Trump, Giuliani, U.S. constitution

As long as we’re using Latin legal jargon to explain Donald Trump’s odd adventures in Ukraine, there’s an even better phrase than quid pro quo. It’s cui bono, which translates roughly “who benefits?”

As any reader of crime novels knows, if somebody wins two million bucks in the lottery and then mysteriously drops dead, the first thing the cops want to know is who gets the money? Cui bono?

And the answer regarding Ukraine is the usual one where Trump’s  concerned: Vladimir Putin. Trump’s groveling before the Russian strongman evokes satirical laughter on Moscow TV. Joe Conason quotes a Russian talk-show host: “Have you lost your minds that you want to remove our Donald Ivanovych?”

On another channel, Trump’s depicted singing while Putin plays the piano.

But why Ukraine? The reason’s twofold. The Russian dictator seized the Crimean peninsula from Ukraine in 2014, earning international economic sanctions and getting himself expelled from the G8. Soon afterward, Putin invaded the nation’s eastern provinces, starting a civil war that has cost 13,000 Ukrainian lives.

It’s to defend his country from Russian tanks that Ukrainian president Volodymyr Zelensky desperately needed U.S. military aid voted by Congress but withheld by Trump to blackmail him into interfering in a U.S. presidential election. Trump not only demanded a (pardon me) trumped-up probe of Joe Biden, an opponent he seemingly fears; he wanted a live announcement on CNN.

(Evidently, the president imagines that the Biden family operates just like the Trumps: if there’s a loose dollar lying around, grab it. A New York judge recently fined the president $2 million for stealing from his own charity—money collected to benefit veterans. Any other American politician would be finished. But the Trump Cult sees no evil.)

No thanks to Trump himself, his scheme to soften up Ukraine for Putin failed. Seemingly without his knowledge, National Security Adviser John Bolton ordered the funds released. We’ll find out for sure what Trump knew if and when Bolton testifies, as he appears itching to do.

But that’s just half of the corrupt “favor” Trump demanded of Ukraine’s recently-elected president. The other half?

Do what the president says: Read the transcript.

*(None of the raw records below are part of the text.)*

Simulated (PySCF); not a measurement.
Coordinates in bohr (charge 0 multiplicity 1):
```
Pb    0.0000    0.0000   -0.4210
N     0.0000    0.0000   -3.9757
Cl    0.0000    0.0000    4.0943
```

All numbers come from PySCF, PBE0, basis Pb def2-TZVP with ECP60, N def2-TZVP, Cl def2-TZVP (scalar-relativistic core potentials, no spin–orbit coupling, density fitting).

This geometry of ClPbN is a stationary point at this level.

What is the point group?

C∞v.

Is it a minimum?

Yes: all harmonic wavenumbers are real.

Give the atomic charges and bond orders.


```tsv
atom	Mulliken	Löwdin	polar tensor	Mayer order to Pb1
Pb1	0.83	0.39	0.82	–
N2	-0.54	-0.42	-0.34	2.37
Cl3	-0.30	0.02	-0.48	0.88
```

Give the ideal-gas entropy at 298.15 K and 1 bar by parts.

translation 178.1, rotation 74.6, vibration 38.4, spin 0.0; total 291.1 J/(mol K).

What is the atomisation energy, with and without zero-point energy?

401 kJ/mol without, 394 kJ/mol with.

“I would like you to find out what happened with this whole situation with Ukraine, they say CrowdStrike…,” Trump insisted. “I guess you have one of your wealthy people . . . The server, they say Ukraine has it.”

According to Army Lt. Col. Alexander Vindman’s testimony, the ellipses represent not incomplete sentences, but deletions. Even so, Trump’s references to “Crowdstrike,” wealthy Ukrainians, and the supposedly missing DNC server are unmistakable references to a nutball conspiracy theory cooked up either on the far-right fringes of the Internet or the Kremlin itself—assuming for argument’s sake that those are different things.

See, if Ukraine’s president could locate the mythical lost computer server, all of Trump’s problems would be magically solved: proving that it was Ukrainian operatives and not Russians that interfered in the 2016 presidential election. Who stole DNC emails and hid the evidence in a remote cave in the Carpathian Mountains. Somewhere in Ukraine, anyway.

And the infinitely cunning Hillary Clinton was behind the whole thing.

This is the bizarre fable Rudy Giuliani and his henchmen have been peddling in Kiev while trashing the reputations of American diplomats sensible enough to point out that it’s, well, totally insane.

So crazy you’d think even an intellectually-challenged victim of senile dementia would be skeptical.

But no. White House chief of staff Mick Mulvaney. “Did he [i.e. Trump] also mention to me in passing the corruption related to the DNC server? Absolutely. No question about that. That’s it, and that’s why we held up the money.”

The president himself hints Hillary’s deleted private emails might be there too. “I still ask the FBI, Where is the server? How come the FBI never got the server from the DNC? Where is the server?”

Think of it: Chelsea Clinton’s wedding cake secrets; coffee dates; yoga sessions.

Alas, here’s the problem: There is no missing server, nor ever was.

The DNC hired Crowdstrike, a cybersecurity firm located in Sunnyvale, California, not Kiev, to investigate its security breach. (One co-founder, Dmitri Alperovitch, is an American born in Russia, not in Ukraine. He graduated from Georgia Tech.)

Crowdstrike’s investigation compiled data from a reported 331 separate servers and computers. It made exact forensic copies, which it subsequently shared with the FBI—the only such evidence that has ever existed. The company and intelligence agency investigators independently reached the same conclusion: The Russians did it.

In short, every word Trump, Giuliani, and company have said since the president’s bizarre 2018 Helsinki press conference with Putin—the one where he cowered like a frightened dog—has been absolute, abject nonsense.

Repeat: no hidden server exists for President Zelensky to find. No Ark of the Covenant, no Holy Grail, no Trumpian magic beans.

It’s sheer make-believe.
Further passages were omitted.